Imagine that. Imagine a gangly, lumbering kid who can neither drive nor vote, who cuts his own hair (badly) and doesn't know better than to sprawl headlong over the hallowed greensward, dirtying up his shirts something awful, who dropped out of school and out of last year's Wimbledon with two torn ligaments in his left ankle. Suddenly, this 6'2", 175-pound infant who has been on the tour barely a year turns up as a first everything. He's the first from his country, the first non-seed and the youngest player ever to win Wimbledon. Sure, it's easy to agree with the company line that Becker stormed through the draw and defeated the estimable Kevin Curren 6-3, 6-7, 7-6, 6-4 in Sunday's final simply because he didn't realize where he was. Rubbish.
The children of destiny know exactly where they are, what they're doing and, especially, when it's their time. Bjorn Borg made the quarters at Wimbledon at 17 and won it at 20. McEnroe reached the semis at 18 and was champion at 22. Connors won the tournament at 21, the great Rod Laver at 22. So Becker has a serious start on all of them. But they knew, too. What is your ambition, Boris, now that you have won the championship? "I am playing Indianapolis," he said, "...to win the next tournament." Hey, Boom Boom knew.

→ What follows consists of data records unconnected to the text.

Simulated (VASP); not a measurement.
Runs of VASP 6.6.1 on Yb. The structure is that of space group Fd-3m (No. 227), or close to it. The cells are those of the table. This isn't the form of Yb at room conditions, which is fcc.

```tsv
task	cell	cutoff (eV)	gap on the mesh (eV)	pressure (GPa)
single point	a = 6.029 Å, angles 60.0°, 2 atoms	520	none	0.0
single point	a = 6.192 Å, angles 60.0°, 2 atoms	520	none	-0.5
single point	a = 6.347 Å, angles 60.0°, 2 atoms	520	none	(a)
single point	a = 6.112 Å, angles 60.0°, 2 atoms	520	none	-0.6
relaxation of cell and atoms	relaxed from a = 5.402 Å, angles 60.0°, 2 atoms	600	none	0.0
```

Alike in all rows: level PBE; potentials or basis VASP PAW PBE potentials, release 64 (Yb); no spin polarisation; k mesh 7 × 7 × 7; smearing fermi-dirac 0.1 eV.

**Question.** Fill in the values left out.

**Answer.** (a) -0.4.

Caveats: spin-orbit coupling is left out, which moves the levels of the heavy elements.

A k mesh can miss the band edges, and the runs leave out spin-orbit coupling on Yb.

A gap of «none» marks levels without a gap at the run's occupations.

Even before the final, Curren seemed to recognize what was happening as well. In the two previous rounds the South African turned Texan had shockingly routed the last two champions, McEnroe ('84, '83, '81) and Connors ('82). But no sooner had he finished that task than he cocked an eye to Anders Jarryd's brief lead over Becker in the other semifinal. "Keep going, Jarryd," he muttered. Hey, Curren knew, too.
Curren showed how nervous he was in the final when he blew a couple of sitters to lose his first service game. Becker served out the set with two aces and two service winners. His game shimmering with power and length, Becker continued to outhit his opponent from all angles—the screaming, dipping fastball forehand, some lunging backhand cross-courts, even a momentary touch volley—yet Curren hung on. Never attaining 50% on his first service, Curren, 27, won the second-set tiebreaker 7-4 and then, with his first and only break of the match, went ahead 4-3 in the third. The grass had turned to dust by now—"like the French Open," both players agreed; "Wimbledon Motocross," somebody else said—but Becker was coping more easily with the footing and bounce in his basic Teutonic way: He simply stomped on the offending turf or cursed it or waved it off. In full cry, Becker's arsenal goes from natural aggression to confidence, from arrogance to domination. Who was the last teenager to so intimidate the surroundings, not to mention his elders? Mozart? And so now.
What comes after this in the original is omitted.